Recycling in Additive Manufacturing: Coming Full Circle with End-of-Life Glass Fiber Reinforced Composites
In the recently published ‘Remanufacturing of end-of-life glass-fiber reinforced composites via UV-assisted 3D printing,’ authors Andrea Mantelli, Marinella Levi, Stefano Turri, and Raffaella Suriano, from Politecnico di Milano, opened a study to investigate the potential of 3D printing for end-of-life (EoL) composites.
Their expectations of this work are environmentally sustainable structures that can be created affordably and fast, with complex geometries and suitable mechanical properties. Suggested applications are street furniture and urban renewal—all for a ‘circular economy model.’ The researchers delve deeper into the topic of recycling in 3D printing; and while it may sometimes be a complex procedure, it is critical due to the large amounts of materials being discarded whether at the end of their usefulness or considered waste after a failed print.
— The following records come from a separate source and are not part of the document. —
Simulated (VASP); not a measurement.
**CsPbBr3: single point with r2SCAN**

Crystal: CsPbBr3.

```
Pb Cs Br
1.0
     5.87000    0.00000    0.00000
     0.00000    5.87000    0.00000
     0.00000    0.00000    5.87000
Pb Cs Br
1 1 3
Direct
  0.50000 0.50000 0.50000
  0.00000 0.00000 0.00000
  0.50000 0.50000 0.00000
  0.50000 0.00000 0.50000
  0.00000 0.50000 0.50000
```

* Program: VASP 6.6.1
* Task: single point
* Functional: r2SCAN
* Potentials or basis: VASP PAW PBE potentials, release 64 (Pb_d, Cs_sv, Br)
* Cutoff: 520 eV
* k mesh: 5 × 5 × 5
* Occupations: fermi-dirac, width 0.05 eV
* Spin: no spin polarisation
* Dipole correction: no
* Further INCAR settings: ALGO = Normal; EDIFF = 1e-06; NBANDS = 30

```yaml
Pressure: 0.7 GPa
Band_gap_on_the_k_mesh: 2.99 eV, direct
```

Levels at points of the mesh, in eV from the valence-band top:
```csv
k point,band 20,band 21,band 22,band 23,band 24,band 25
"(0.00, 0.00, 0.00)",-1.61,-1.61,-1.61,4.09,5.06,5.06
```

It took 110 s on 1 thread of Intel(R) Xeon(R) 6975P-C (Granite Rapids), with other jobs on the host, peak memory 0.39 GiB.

Pointing out that fiber-reinforced polymers are a ‘peculiar class of engineering materials,’ the researchers are aware of the challenges in recycling—in comparison to thermoplastics, richer in nature due to multiple materials. Because ever-increasing amounts of this composite waste are reaching the end-of-life (EoL), it is critical now to find better ways to recycle, rather than dumping these parts into landfills. Ultimately, what the researchers would like to see is a movement away from ‘take, make, and dispose,’ and one toward ‘reusing, recycling, repairing, and remanufacturing.’
In most programs today, the costs of recycling outweigh the advantages—and especially with glass fiber reinforced composites (GFRCs). These materials can in some cases be recycled via grinding, splitting, or hot and/or cold crushing and forming. Recycled glass fibers can also be used as fillers. The researchers also state the potential for using waste polymers to make filament.
“Very recently, continuous carbon fiber reinforced thermoplastic composites have been recycled and remanufactured by means of fused deposition modeling (FDM) technology,” state the researchers.
Here, they experimented with the 3D printing of GFRCs to explore the efficacy in reusing shredded solid recyclates.
The research team noted the best success in printing with the composition 20D45R as the object produced was ‘flawless.’ They were able to modify their 3D printer, adding a third UV-LED and specific support for these features.
“In an LDM-based printing process, the study of the rheological behavior of printable inks is crucial because ink viscosity influences its flow through the extrusion nozzle, hence, affecting the printability of extruded inks and the possibility to obtain three-dimensional objects,” stated the researchers. “To analyze the rheological behavior of different printable inks, several compositions were investigated at varying the percentage of the reactive diluent and recycled GFRCs.”
The 3D printed composites exhibited good surface quality, although samples did show elongation at break which was ‘slightly higher’ than the printed composites. It was suspected this may be due to defects in the composite samples themselves.
3D printed structures were polished and then treated with a gel coat application, smoothing out the texture as well as offering a better aesthetic appearance.
Infill patterns were fabricated with success, and overhangs with a tilt angle of 30° were printed without any need for supports.
“The results of this work show for the first time that a low-cost UV-assisted three-dimensional printing technology can be used for the remanufacturing of GFRCs and some complex structures were printed as a proof-of-concept,” concluded the researchers. “This study opens the way towards the re-introduction of GFRC waste from diverse application fields (e.g. wind turbines blade and construction components) to the production cycle of high-performance composites.”
Recycling in 3D printing is an expansive topic today, from comparing materials to bringing thermoplastics full circle, and even recycling nuclear materials.
What do you think of this news? Let us know your thoughts; join the discussion of this and other 3D printing topics at 3DPrintBoard.com.[Source / Images: ‘Remanufacturing of end-of-life glass-fiber reinforced composites via UV-assisted 3D printing’]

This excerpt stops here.